We can’t stress enough how important it is to have a responsive mobile website. For several years now, mobile search volumes have exceeded that of desktop. You simple need a mobile-friendly website, i.e. ease of use and fast access from smartphones, tables, and all device types.
As Google continues to evolve it’s AI functionality and algorithmic rankings, they’ve moved to mobile-first SERPs. Not only is this important for SEO, but you’ll see higher bounce rates and lower engagement overall if you fail to be mobile-friendly.
If you haven’t taken this seriously in the past, now is the time for action. Here are some important steps you can take to ensure your mobile-friendly website is suitable for both visitors and search engines.
Things You Can Do to Make Your Website Mobile-Friendly
Start By Auditing Your Existing Website
Before you decide whether or not you need a new or redesigned website, first determine if that’s even necessary.

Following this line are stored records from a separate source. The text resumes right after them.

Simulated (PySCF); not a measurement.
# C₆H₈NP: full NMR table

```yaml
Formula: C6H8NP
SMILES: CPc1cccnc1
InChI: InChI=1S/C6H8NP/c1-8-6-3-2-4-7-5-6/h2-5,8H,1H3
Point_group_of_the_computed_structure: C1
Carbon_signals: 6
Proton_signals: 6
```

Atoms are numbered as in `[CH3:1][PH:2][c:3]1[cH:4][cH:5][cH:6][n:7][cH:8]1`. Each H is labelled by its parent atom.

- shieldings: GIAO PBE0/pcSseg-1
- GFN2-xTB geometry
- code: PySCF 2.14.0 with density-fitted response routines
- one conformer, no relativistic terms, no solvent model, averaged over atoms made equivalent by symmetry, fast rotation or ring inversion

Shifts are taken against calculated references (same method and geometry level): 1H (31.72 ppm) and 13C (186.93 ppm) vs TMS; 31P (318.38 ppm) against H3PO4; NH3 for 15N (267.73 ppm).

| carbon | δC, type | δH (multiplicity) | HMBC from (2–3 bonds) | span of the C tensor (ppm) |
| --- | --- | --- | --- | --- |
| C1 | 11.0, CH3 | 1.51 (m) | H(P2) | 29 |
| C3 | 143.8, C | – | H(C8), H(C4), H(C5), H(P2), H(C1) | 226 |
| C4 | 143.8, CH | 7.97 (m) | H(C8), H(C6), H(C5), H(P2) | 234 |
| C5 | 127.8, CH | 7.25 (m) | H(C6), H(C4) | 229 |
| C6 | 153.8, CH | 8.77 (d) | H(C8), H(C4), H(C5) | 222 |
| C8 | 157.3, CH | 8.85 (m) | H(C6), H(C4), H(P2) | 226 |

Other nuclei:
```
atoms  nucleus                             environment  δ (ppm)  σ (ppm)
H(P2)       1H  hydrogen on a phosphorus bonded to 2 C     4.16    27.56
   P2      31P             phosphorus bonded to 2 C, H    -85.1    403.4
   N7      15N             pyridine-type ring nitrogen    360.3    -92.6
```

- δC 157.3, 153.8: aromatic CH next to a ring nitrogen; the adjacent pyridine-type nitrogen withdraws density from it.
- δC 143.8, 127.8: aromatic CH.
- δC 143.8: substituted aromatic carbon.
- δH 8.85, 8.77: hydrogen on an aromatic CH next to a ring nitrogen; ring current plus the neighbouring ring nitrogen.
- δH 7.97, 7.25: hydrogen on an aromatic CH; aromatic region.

If you have a fairly new website or design, you should expect that any good developer would have already made it mobile-friendly. It’s not like this is new – the “Mobilegeddon” update from Google came back in 2015. This has been common practice ever since that time.
Even if you used a premium template in WordPress or another content management system in the past 3-5 years, most of those should be delivered with a fully responsive feature set by default.
So your site may or may not be ideally optimized, but it could be very close if not. Maybe you just need a few tweaks to get it in order for the mobile user experience (UX).
One of the best ways to figure out whether or not you need improvements is to use the free Google Mobile-Friendly Test Tool. When in doubt, add your domain to the tool and let it tell you what you need to do.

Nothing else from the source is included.